The entire analytical module, with the separation columns, the microinjection and column switching parts, as well as the microdetectors, integrates into an enclosed module. The module also includes electrical heating for isothermal heating of the whole module up to 200°C (392°F).

The analytical module connects to the pneumatic module, which includes the individual miniaturized electronic pressure regulators and the few solenoid valves needed to activate selected vent lines, as well as external stream selection and calibration valves.

Due to the process requirements and the resultant design, the modular system minimizes service requirements and onsite maintenance. Therefore, any of the three modules can swap out in a short period of time. Fundamental application changes happen by changing the entire analytical module.

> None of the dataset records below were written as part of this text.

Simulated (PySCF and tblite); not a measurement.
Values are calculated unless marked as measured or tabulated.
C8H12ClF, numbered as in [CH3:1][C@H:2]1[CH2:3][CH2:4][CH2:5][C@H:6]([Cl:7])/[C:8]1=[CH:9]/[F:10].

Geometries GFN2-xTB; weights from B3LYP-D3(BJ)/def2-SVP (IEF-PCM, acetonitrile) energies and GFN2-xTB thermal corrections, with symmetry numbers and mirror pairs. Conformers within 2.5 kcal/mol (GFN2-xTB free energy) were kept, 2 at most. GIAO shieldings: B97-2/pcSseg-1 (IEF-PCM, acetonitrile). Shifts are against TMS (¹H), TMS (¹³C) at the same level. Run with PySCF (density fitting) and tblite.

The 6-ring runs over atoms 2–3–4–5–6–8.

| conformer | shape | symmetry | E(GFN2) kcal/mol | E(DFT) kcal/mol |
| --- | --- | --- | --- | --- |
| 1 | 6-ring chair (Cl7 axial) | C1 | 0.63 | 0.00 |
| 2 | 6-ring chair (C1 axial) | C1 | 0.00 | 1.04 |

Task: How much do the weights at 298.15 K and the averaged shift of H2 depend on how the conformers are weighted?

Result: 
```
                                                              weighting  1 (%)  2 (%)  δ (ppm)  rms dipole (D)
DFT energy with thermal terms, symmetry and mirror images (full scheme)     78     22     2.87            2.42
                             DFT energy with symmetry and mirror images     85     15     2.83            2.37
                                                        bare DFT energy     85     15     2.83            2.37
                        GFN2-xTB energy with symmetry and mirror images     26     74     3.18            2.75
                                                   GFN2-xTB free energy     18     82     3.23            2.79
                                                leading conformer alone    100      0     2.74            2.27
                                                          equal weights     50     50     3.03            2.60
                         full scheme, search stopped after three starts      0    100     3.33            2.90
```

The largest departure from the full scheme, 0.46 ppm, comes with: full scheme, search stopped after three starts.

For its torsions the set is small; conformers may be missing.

The Ethernet-based analyzer data network permits communication with the process control system as well as observation for maintenance purposes. It also allows one to continuously archive multichannel chromatograms, results, and status data for every analyzer. A dedicated RS485 or RS232 serial port permits the local interface to a flow computer or control systems.

Analysis and serial separation

Precision pending failure

Unattended online analytical measuring systems, frequently installed in remote locations, must measure precisely and not be affected by environmental changes. In addition to the required longevity, it is very desirable to have a certain predictability concerning maintenance requirements and upcoming failure.

Recognizing performance changes and predicting upcoming failure allows for a proactive rather than reactive remedy. It is not uncommon to monitor the retention time repeatability of certain peaks after every analysis. Analyzers are often not capable of monitoring other parameters except during calibration. The analytical configuration makes up for these deficiencies and is capable of validation and correction.

The quantitative analytical precision is a result of the sample parameters from the injection system and of the detection sensitivity. The influence of the sample pressure and temperature and the influence of the ambient pressure and temperature on the injected sample volume no longer exist per the injection system design described previously.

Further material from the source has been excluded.